We’ve been implementing, discussing, designing and generally speaking about Data Lake, Lambda Architectures, and Object Storage since before it was cool. The idea that you can look at all of your organizations data as an asset – the new oil – is amazing when you think about the potential. The term Data Lake in its earliest incarnations was meant to be a place to store, load, or otherwise offload data and artifacts of all kinds: CSV, JSON, media files (i.e.: mp4, mpv, etc.) and any other type of files that could be parsed, reference, accessed at a later date. These artifacts are just ‘objects’, thus it is referred to object storage, regardless of the vendors platform (ex: AWS S3, Alibaba OSS, etc.) for the object storage. Hadoop File System (HDFS) logic gave us the proliferation of distributed storage. Cloud vendors made the distributed object storage inexpensive. And accessing the objects in object storage convenient and considerably secure.
The proliferation of the term ‘Data Lake’ has made it seem more like a panacea for all things analytics, reporting, data science, machine learning. But we all realize (or at least we all should realize) that most references to a ‘Data Lake’ simple refers to the object storage and the activity that surrounds it. Unfortunately in the early days of ‘Data Lake’ considerations, cloud vendor marketing amongst others transitioning from other areas of technology often referenced and/or made comparison of a ‘Data Lake’ to a ‘Data Warehouse’, usually and most often in the context of ‘Big Data’ which at the time mainly referred to Hadoop and the activity being done around Apache Hive, MapReduce, etc. These days most capability around processing massive amounts of data via MapReduce, Spark, etc. can be done against data in HDFS, or other object storage systems like Google Cloud Storage, AWS S3, etc.

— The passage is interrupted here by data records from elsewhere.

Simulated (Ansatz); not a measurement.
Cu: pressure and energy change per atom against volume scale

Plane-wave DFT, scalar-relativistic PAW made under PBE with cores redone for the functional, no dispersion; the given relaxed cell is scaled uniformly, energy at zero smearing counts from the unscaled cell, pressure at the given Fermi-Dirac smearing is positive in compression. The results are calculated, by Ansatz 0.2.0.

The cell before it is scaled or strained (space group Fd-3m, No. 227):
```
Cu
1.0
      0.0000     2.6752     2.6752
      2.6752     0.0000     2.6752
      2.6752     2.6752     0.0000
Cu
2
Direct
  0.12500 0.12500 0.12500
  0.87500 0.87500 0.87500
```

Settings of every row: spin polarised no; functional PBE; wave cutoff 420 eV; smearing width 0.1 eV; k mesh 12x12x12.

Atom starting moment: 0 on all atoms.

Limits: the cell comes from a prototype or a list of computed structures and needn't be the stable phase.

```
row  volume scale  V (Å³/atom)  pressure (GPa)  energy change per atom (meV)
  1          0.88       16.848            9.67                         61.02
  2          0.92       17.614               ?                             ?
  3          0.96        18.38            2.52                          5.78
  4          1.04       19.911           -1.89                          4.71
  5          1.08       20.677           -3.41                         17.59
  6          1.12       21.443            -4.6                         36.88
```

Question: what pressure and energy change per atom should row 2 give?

So in order to achieve any material value from Data Lake Storage you need additional systems to leverage that object storage. The aforementioned MapReduce would be one of those systems. Another would be Spark. And since thee object storage can contain just about any type of data or file, amazing systems such as Apache Drill, and Apache Arrow can give you the ability to query files quickly from almost anywhere on the globe using legacy SQL language without having to ELT or otherwise load the files into a relational database. Apache Drill even gives you table ability to join a CSV or JSON file with a relational database system as if they were both in a relational data store. This has amazing implications which we’ll talk about in the future but for now just remember a ‘Data Lake’, that is ‘Data Lake Storage’, needs some other system or program to sit on top of it in order for it to surface any value or insights – otherwise it is, albeit necessary and amazing, just a dumping group for files and stuff.
So, this brings us back to how what we really need every to observe and persist as knowledge when discussing Big Data, Data Lakes, etc. is that Data Lake is a generalized term that mainly relates to Object Storage. So this is where other terms such as DataLakeHouse and DataLakeAnalytics come into play. The implied concepts here are that there is a system on top of the Data Lake Storage that brings some perspective of value to the off loaded data elements/object. Since those objects are just sitting round. waiting for something to happen building a DataLakeHouse, or a DataLakeAnalytics platform on top of the object storage is what needs to happen next. While there are several (at this point many) systems that have enabled just a simple integration to the Data Lake Storage, there are very important considerations that should be considered achieve a solid foundation to best leverage your object storage. This is everything from security, organization, repeatability, orchestration, curating data, etc. The DataLakeHouse provides a framework for all these considerations and more because it is focused on the Big Picture of ingress to egress with an opinionated perspective of bringing business value from the data value chain pipeline.
Summary
It seems easy to say that looking back at the term Data Lake in about 10 years will be similar to how many of us remember terms like ‘Decision Support’ and ‘Data Repository’ and acknowledging that most were just figuring it out as they went along and had some wins along the way until a framework came along that gave repeatable processes and conforming approaches that allowed for best practices and a pool of resource that were educated to deliver the same value from project to project. It is always the best intention to codify something and modify terminologies as new facts are presented. What we didn’t know then about Data Lake Storage was how vast the acceleration of technology would be to meet the challenges of Big Data. It expanded a space in technology that continues to change, and that change also needs to be codified. Thus is the cycle of technology.